An investor can calculate or use return on equity (ROE) to determine the rate of return per share he will receive compared to the average share price over a particular time frame if he purchases stock in a company. Companies with a high ROE can invest their returns into generating additional profits or pay out dividends to shareholders. ROE calculations use common equity, frequently referred to as shareholders’ equity, instead of total equity.
Total equity refers to the value of preferred shares subtracted from the number of shares of common stock times the price per share. The sum market value of issued common stock represents the common equity that shareholders have in the company. Preferred stock owners have seniority over common shareholders, receiving a larger dividend and more rights to compensation in the event of a liquidation or bankruptcy, according to FINRA.

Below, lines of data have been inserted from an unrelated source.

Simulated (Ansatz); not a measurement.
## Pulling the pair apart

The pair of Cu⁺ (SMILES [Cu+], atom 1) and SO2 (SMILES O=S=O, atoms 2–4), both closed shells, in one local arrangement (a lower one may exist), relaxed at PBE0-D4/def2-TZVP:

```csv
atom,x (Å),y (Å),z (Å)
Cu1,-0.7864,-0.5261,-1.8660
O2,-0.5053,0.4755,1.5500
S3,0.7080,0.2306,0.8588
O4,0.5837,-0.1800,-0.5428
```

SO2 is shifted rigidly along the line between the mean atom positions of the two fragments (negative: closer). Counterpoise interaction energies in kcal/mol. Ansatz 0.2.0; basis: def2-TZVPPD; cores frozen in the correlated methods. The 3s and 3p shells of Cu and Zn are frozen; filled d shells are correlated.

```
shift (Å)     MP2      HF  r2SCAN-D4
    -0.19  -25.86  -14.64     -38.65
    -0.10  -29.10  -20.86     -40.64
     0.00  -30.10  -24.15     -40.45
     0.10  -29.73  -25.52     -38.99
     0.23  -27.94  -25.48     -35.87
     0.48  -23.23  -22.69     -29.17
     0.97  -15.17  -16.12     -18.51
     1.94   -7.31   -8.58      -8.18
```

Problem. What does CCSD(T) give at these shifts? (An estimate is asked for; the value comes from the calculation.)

Investors can calculate return on equity by dividing the net income of a corporation after it pays taxes and preferred shareholders by the common shareholders’ equity. They can find net income on a company's income statement and shareholder’s equity, simply defined as total shareholder assets minus liabilities, on the company's balance sheet. Investors can calculate ROE on a quarterly, annualized or multi-year basis to determine the value of shareholder’s equity.
Investors do not include total equity in ROE calculations, because preferred stock frequently carries restrictions that prevent its valuation at fair market price, such as a fixed value greater or less than the market value of a common share. In addition, preferred stock does not correlate with returns in common stock and makes up only a small percentage of the shares of most companies due to the fact that corporations cannot deduct preferred dividends, according to Standard and Poor’s.
When deciding whether to invest in a company with excessive preferred shares, investors can calculate ROE as net income plus preferred dividends divided by common shareholder’s equity, a calculation that will give them an idea of how much preferred shareholders have taken from common equity. They can use a formula called the DuPont formula to break down ROE calculations into three components multiplied together, including net income divided by sales, sales divided by total assets and total assets divided by common equity, according to Russell Investment Group. Investors can use the last section of this formula to compare the ratio of total assets to common equity over time, with a declining ratio potentially indicating an increased payout to preferred shareholders.